Every summer for eight years I’ve gone camping with my friends, Becca and Laura. Actually we didn’t camp last year because we were too wigged out about wildfires. But otherwise we’ve managed some kind of trip every summer and most of them have been backpacking trips.
We’re all working moms with complicated summer schedules and we choose the date for this annual trip EIGHT MONTHS IN ADVANCE in order to find a time that works for the three of us. This year, our trip was planned for Labor Day weekend - the last weekend of the summer - a weekend I associate with total energetic depletion - and when it finally rolled around, I was frankly dreading it. The errands and the careful planning required for a backpacking trip were overwhelming. The long, hard hike with a heavy pack was daunting. I was a bit broken at the end of this summer (feeling better now, thanks) and I melted down when faced with the task of packing my bag. I came *this close* to bailing. But I did not bail! Thanks to the gentle urging of Becca and Laura, I stayed the course.
The hike to our campsite at Paradise Park on Mount Hood was about 7 miles and it traversed Zig Zag Canyon. We camped at around the same elevation we parked our car at but we had to go down down down, cross a river, and then go up up up again to get there.
When we came to the Zig Zag River at the bottom of the canyon, we crossed it by stepping on stones and a slick-looking shard of a log wedged between some rocks. As I was about to step onto the log, a young guy walking alongside me in the river asked if I would like to hold his hand. I’m pretty sure-footed and a younger me might’ve balked at the suggestion that I needed help, but it turns out I don’t mind being a middle aged lady gently helped across a glacial stream by a chivalrous young man. I took his hand. It was sweet.
Finally, after a long uphill climb and some complaining, we reached Paradise Park, a spot on Mt. Hood so beloved and well-known that I don’t run the risk of ruining anyone’s secret spot by mentioning its name. It’s well-named. It’s paradise.
In all my years of hiking, I don’t think I’ve ever seen as many wildflowers as I did on this trip. I saw:
asters
gentian
two kinds of monkey-flowers
spirea
yarrow
lupin
fireweed
all the Indian paintbrushes
I saw tons of adorable mop-headed flowers that had gone to seed.
They were everywhere. I looked them up when I got home and they seem to be an anemone called a pasqueflower. There were so many other flowers I didn’t recognize. There was this thing, also everywhere:
I took a lot of pictures of flowers intending to draw them all when I got home, but there were too many and I lost steam pretty quickly.

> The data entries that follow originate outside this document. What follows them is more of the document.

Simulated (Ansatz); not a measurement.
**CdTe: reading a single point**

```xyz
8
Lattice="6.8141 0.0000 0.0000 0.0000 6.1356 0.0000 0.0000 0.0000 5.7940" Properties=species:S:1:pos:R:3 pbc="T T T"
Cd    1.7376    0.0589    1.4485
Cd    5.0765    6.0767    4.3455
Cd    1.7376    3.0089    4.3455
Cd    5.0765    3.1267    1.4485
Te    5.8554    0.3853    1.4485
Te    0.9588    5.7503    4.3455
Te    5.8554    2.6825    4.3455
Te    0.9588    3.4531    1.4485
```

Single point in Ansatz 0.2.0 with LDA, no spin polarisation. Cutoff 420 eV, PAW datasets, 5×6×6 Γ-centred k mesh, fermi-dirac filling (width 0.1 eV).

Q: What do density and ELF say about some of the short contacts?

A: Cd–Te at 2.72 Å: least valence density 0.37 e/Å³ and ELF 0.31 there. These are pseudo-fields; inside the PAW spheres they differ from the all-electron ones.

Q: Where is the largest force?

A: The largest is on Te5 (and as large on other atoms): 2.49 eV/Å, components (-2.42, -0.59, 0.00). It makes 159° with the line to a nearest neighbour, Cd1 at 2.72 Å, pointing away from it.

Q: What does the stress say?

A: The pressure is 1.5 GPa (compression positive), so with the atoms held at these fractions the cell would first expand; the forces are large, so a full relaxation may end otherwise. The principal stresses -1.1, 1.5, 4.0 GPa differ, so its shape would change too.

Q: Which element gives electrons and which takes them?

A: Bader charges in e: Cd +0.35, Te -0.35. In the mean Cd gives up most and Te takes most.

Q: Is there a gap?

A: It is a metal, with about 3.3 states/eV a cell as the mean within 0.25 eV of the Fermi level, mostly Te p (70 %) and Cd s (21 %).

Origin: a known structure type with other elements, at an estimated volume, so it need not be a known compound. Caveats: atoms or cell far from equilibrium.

At one point, on a walk, one of us asked the other two what we like best about backpacking. I thought about this question for a while. I wanted to know the answer and to say it out loud - to have it on hand for the future. It’s hard to remember why it’s worth all the effort when you’re getting ready for a trip. Yet it’s easy to remember why it’s worth it when you’re there.
My initial response was that it just feels great to be somewhere wild and beautiful with no responsibilities except to stay alive. I feel close to the source and I feel at ease. That’s probably the truest, most simple answer.
Then I turned this over in my head a bit and the answer unfolded into something more complicated. I thought about how bad it feels to live in opposition to the natural world, something almost all of us do by virtue of being human. I thought about how good it feels to be somewhere wild with nothing but the bag on your back. I thought about how little we truly need, but how doggedly we continue to make and acquire all the other stuff, at the expense of this precious, dying world. I don’t know how to reconcile the complicated, wasteful life I live with the sublime peace I feel when I’m away from it all in nature. I’m still working on this one. It’s an old question.
The Timberline Trail is a 40 mile loop that circumnavigates Mount Hood. We did a little piece of it - a part that overlaps the Pacific Crest Trail. There’s been talk in past years of doing the whole thing in one trip. Lots of people do - Colin’s cousin, Cameron, did it in 3 nights a few weeks ago. I don’t think I have it in me, to be honest. But we do have plans to do another section of it next summer. If I am tempted to bail, remind me that it’s always worth it.
Love,
Carson
Beautiful post, beautiful flowers! The “why” of the backpacking trip - I feel your explanation in my bones! Whenever I return , it’s frankly a shock to look around at all “the stuff”. It’s also calming in the same breath, like what else do we really need?
This one really got me. It's so hard here (earth). You have to work so hard to make some space for peace and once you do and you get to be really present, with other women, it's the most healing. We also live in PNW on some land, we have been building stuff with cob (an oven, a little shed, soon a little cottage). It has really helped combat consumerism/climate dread. I think: We make pizza in an oven we build for zero dollars made from earth from this land. I can teach people and I can do more stuff like this. Love to you and thank for you for your work.